Tribunal Rejects Application in Hoyland v Information Commissioner Due to Procedural Delays and Jurisdictional Limits

Citation: [2023] UKFTT 1073 (GRC)
Judgment on


The case of Declan Hoyland v The Information Commissioner concerns an application to extend time for a complaint under section 166 of the Data Protection Act 2018 (DPA 2018). This article analyzes the judgment by Tribunal Judge Buckley and elucidates the legal principles applied, providing insight into the tribunal’s approach in handling the application.

Key Facts

Declan Hoyland (the Applicant) applied to the tribunal under section 166 DPA after the Information Commissioner (the Respondent) concluded the United Nations did not fall within the scope of the UK GDPR, being based in New York. The application was submitted approximately 7 months after the designated time frame, with the Applicant asserting personal circumstances and misunderstandings regarding data location as reasons for delay.

The case draws on several legal principles, primarily the interpretation of the General Data Protection Regulation (GDPR) obligations and the roles of the Information Commissioner and the tribunal provided by this framework:

  1. Timeliness of Application: The tribunal adheres to strict procedural rules under rule 22(6)(f) of the Tribunal Procedure (First-tier Tribunal) (General Regulatory Chamber) Rules 2009, enforcing a 28-day limit for applications post the 6-month period from when the Commissioner receives the complaint. Hoyland’s application was markedly out of time.

  2. Scope of the Commissioner’s Obligations Under the GDPR: The legal framework obliges the Commissioner to handle and reach an “outcome” for complaints within appropriate measures but does not necessitate a conclusive ruling on the merits, as highlighted in Delo by Warby LJ.

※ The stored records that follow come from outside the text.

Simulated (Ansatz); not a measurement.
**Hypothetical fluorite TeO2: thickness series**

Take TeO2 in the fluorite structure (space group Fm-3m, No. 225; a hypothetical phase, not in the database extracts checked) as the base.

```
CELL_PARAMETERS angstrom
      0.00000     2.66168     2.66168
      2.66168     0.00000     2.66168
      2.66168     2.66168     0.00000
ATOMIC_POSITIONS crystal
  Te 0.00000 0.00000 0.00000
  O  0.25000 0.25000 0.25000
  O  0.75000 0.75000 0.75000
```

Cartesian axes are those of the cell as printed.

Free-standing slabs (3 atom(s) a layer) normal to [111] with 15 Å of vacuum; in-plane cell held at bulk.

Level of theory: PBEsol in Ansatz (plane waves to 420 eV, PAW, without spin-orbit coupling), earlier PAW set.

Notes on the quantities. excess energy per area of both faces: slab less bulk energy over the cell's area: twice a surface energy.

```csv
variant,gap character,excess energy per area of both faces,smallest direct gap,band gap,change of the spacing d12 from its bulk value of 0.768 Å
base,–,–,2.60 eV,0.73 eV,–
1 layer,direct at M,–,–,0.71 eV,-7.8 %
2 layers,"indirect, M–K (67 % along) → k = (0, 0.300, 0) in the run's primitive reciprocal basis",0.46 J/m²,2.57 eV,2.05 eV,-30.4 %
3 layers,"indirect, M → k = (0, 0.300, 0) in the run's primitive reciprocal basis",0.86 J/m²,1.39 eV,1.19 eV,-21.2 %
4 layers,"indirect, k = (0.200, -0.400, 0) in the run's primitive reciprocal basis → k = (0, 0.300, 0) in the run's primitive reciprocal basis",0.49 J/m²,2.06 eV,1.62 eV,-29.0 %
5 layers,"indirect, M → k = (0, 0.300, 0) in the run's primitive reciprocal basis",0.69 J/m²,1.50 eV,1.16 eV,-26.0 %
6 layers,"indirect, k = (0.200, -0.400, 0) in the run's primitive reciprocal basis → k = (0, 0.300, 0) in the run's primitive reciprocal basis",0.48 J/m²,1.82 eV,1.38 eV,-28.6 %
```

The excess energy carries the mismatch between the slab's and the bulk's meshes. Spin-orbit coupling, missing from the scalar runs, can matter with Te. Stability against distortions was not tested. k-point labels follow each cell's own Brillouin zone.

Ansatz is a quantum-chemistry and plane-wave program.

  3. Jurisdiction of the Tribunal: Based on Killock & Veale & ors v Information Commissioner [2021] UKUT 299 (AAC) and Delo [2023] EWCA Civ 1141, it is not within the tribunal’s power to review the merits of the initial complaint or the process by which the Commissioner’s outcome was reached, if a decision has been provided.

  4. Human Rights Considerations: The Applicant asserted violations of human rights (Article 6 and 8), but the tribunal noted these assertions would not fall under section 166 applications. This suggests the tribunal cannot weigh human rights considerations as grounds for interfering with the Commissioner’s process or outcome.

  5. Effectiveness of Remedy: The concern that there might not be an effective remedy due to the UN’s perceived exclusion from GDPR coverage cannot be addressed through a section 166 application, indicating that alternative legal routes may be necessary for such a challenge.


Judge Buckley rejected the application on multiple grounds:

  • The delay in application was substantial and no substantial merit in the substantive grounds for an appeal was found.
  • The Applicant’s challenges related to the process and the Commissioner’s outcome decision, which fell outside the jurisdiction of a section 166 application.
  • The tribunal’s inability to offer legal advice or provide an alternative course for the Applicant’s grievances against the UN’s personal data handling practices.


In Declan Hoyland v The Information Commissioner, the tribunal’s decision underscores the boundaries of the Information Commissioner’s mandate under the GDPR and the scope of the tribunal’s jurisdiction in reviewing the Commissioner’s outcomes. The emphasis on procedural timeliness and the distinction between an “outcome” and a definitive ruling on the merits of a complaint provide clarity on the handling of similar claims. It underlines that applicants should seek remedies through appropriate legal routes that align with the limitations of the tribunal and the nature of the complaint.